Twitter. To quote Dickens, the best of times, the worst of times. Twitter's reaction to The Sun's front page "story" that "1 in 5 Brit Muslims' have some sympathy for jihadis", based on an exceptionally ropey interpretation of clear research, definitely the best of times.
For British Muslims, Twitter was awash with self-deprecating tweets mocking aspects of our own particular brand of British culture; shared with and enjoyed by those non Muslim Brits whose lives are closely entwined with ours (remember we are not all the same - equal but not identikit British Citizens).
A friend of mine swears blind that the best way to get a parking space on the Coventry Road in Birmingham - an area with a large Muslim population - is simply to walk along the road with her tiny Westie puppy. The way parts; people (and their cars) flee! So my personal favourite bit of twitter banter came from @raztweets:
The sense of humour of the British public ridicules and exposes the fragility of a weak argument more quickly and successfully than almost any other medium. It's like a crowdsourced take down.
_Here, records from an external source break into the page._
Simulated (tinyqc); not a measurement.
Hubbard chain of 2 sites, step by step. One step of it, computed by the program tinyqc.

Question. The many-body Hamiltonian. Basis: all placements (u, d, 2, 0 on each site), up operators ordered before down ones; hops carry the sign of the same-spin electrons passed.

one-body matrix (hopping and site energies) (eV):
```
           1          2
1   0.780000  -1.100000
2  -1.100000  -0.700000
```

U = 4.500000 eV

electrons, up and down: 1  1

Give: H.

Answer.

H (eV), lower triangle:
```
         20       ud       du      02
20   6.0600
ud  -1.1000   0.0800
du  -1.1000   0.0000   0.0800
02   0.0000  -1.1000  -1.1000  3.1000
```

What's problematic however is that twitter may make us feel better - and on Monday evening I did feel better knowing that Great British Banter had rowed in behind us - but a twitter mauling does not occupy the same space as a Sun front page. The Sun proudly proclaims on its advertising portal - "Size matters: if The Sun was a TV programme it would be the second biggest in the UK."
And that's kind of the problem isn't it.
I like to imagine that the BBC News at Ten might report the fightback - Huw Edwards' lilting tones telling us that "today on twitter Great British Banter has given some serious smack down to The Sun and Islamophobia with the perfectly pitched #1in5muslims campaign..."
But of course that doesn't happen and a deluge of excellent Twitter banter is not enough to repair the damage done.
That Sun Front page reached maybe 5 or 6 million people. Are #1in5SunReaders on Twitter? Have #1in5Sunreaders seen the #1in5Muslims hashtag and understood that their paper of choice was being misleading, deliberately so? Have #1in5SunReaders rejected that headline, and will they know that they mustn't let it poison their view of their fellow citizens?
I don't know the answer to the first of those questions, but I fear that the answer to the other two is probably not.
And that's why I have sent a letter to the editor of The Sun, co-signed by other colleagues, asking for a meeting; for them to explain to me and other MPs why they decided to take a piece of data (19% of Muslims have some sympathy for those who have gone to Syria to fight) and turn it into something completely different (19% of Muslims have some sympathy for those who have gone to fight with IS). No comparison with non Muslims, no representation of the trends. No recognition that the question didn't refer to IS at all. All kinds of wrong here.
Why did The Sun chose to misreport in this way?
What was so important that they wanted to say 1 in 5 Muslims support IS rather than British Muslims are only marginally more likely than the rest of the population to have sympathy for those who go and fight in Syria?
And I feel deeply uneasy about the likely answer. Because - not withstanding that they haven't agreed to meet me yet to explain -it can probably only be that they wanted to pursue a negative, sensationalist story to sell more newspapers.
That's good for them, but for British Muslims not so much.
This is the third time I have written for the Huffington Post about the media portrayal of Muslims. But it's the first time I can say I am starting to feel the occasional twinge of insecurity. Because it's getting harder to just laugh things off. I may have felt better on Monday night but by Tuesday morning deep uneasiness set in.
People are afraid. I understand that. I am afraid. I am afraid that IS terrorists will come into our country and do what they did in Paris. But I'm also afraid of the anti-Muslim backlash. Hate crime has gone up, according to TellMAMA, by 300% in the week since the Paris attack.
We were all reminded of the fragility of life two weeks ago. That could have been any one of us out for a meal with friends or at a concert. The Sun would do well to remember some words from the Bible: A divided house cannot stand. So don't divide us now. There is too much at stake.